| name | parsing-helper |
| description | Customize and test Grok parsing for USP, Cloud Sensor, and External adapters. Helps generate parsing rules from sample logs, validate against test data, and deploy configurations. Use when setting up new log sources, troubleshooting parsing issues, or modifying field extraction for adapters. |
| allowed-tools | Task, AskUserQuestion, Skill, Read, Bash |
Parsing Helper
IMPORTANT: Never call
mcp__plugin_lc-essentials_limacharlie__lc_call_tooldirectly. Always use the Task tool withsubagent_type="lc-essentials:limacharlie-api-executor".
A guided workflow for creating, testing, and deploying Grok parsing configurations for LimaCharlie adapters. This skill helps you customize how log data is parsed and normalized as it's ingested into LimaCharlie.
⚠️ TIMEZONE NOTE: Patterns like
SYSLOGTIMESTAMP(Dec 16 17:50:04) lack timezone info. LimaCharlie assumes UTC. This skill automatically detects timezone mismatches by comparing parsed times to current UTC.
When to Use
Use this skill when:
- Setting up new log parsing: Configure Grok patterns for a new log source
- Troubleshooting parsing issues: Logs aren't being parsed correctly or fields are missing
- Modifying field extraction: Need to add, remove, or change extracted fields
- Testing parsing changes: Validate new parsing rules before deploying to production
- Generating adapter configurations: Create YAML/CLI config for local USP adapters
Common scenarios:
- "Help me parse these firewall logs"
- "The timestamp isn't being extracted correctly from my syslog"
- "I need to add a new field to my adapter parsing"
- "Generate a Grok pattern for these log samples"
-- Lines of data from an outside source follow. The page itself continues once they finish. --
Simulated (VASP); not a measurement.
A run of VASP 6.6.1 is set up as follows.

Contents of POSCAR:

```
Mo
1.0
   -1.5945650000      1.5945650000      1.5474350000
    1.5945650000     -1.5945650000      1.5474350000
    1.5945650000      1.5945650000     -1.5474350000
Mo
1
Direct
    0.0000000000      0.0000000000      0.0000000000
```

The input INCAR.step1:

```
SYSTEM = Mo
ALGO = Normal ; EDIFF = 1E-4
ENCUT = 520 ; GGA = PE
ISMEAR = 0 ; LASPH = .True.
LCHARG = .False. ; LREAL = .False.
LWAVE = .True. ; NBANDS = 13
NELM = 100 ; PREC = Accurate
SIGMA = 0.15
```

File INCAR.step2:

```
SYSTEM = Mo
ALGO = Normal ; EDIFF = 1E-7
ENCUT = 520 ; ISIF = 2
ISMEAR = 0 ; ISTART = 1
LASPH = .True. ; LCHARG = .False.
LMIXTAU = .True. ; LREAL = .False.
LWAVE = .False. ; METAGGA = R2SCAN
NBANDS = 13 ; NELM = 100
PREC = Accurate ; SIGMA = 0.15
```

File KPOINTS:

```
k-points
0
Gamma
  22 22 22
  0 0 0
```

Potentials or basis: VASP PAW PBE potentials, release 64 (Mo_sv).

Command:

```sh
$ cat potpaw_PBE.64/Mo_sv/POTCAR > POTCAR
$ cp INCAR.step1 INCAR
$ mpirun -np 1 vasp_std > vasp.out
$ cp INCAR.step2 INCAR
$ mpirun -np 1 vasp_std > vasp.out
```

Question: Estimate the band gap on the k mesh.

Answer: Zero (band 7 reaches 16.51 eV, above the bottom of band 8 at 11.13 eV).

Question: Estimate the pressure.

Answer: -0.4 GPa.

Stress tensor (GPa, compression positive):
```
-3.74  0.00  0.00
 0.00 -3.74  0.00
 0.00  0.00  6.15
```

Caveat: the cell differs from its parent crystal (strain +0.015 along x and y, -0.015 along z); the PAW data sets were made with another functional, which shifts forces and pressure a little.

- "Test this parsing configuration before I deploy it"
What This Skill Does
This skill provides a 5-phase workflow:
- Organization Selection - Select the LimaCharlie organization
- Adapter Discovery - Identify the adapter type and get current configuration
- Sample Log Collection - Get sample logs from the adapter's sensor or user input
- Grok Pattern Generation - Analyze logs and generate appropriate Grok patterns
- Validation & Deployment - Test parsing and apply configuration
Supported Adapter Types
| Type | Description | Configuration Method |
|---|---|---|
| External Adapter | Cloud-managed adapters (syslog, webhook, API) | Update via set_external_adapter API |
| Cloud Sensor | Virtual sensors for cloud platforms (AWS, Azure, GCP, SaaS) | Update via set_cloud_sensor API |
| One-off/USP Adapter | On-prem adapters with local configuration | Output YAML/CLI config for user |
Required Information
Before starting, gather:
- Organization: The LimaCharlie org where the adapter is configured
- Adapter Type: External Adapter, Cloud Sensor, or One-off/USP Adapter
- Adapter Name: For cloud-managed adapters, the name of the existing adapter
- Sample Logs: Either from the adapter's sensor or user-provided samples
How to Use
Phase 1: Organization Selection
Get the list of available organizations:
Task(
subagent_type="lc-essentials:limacharlie-api-executor",
model="haiku",
prompt="Execute LimaCharlie API call:
- Function: list_user_orgs
- Parameters: {}
- Return: RAW"
)
Use AskUserQuestion to let the user select an organization if multiple are available.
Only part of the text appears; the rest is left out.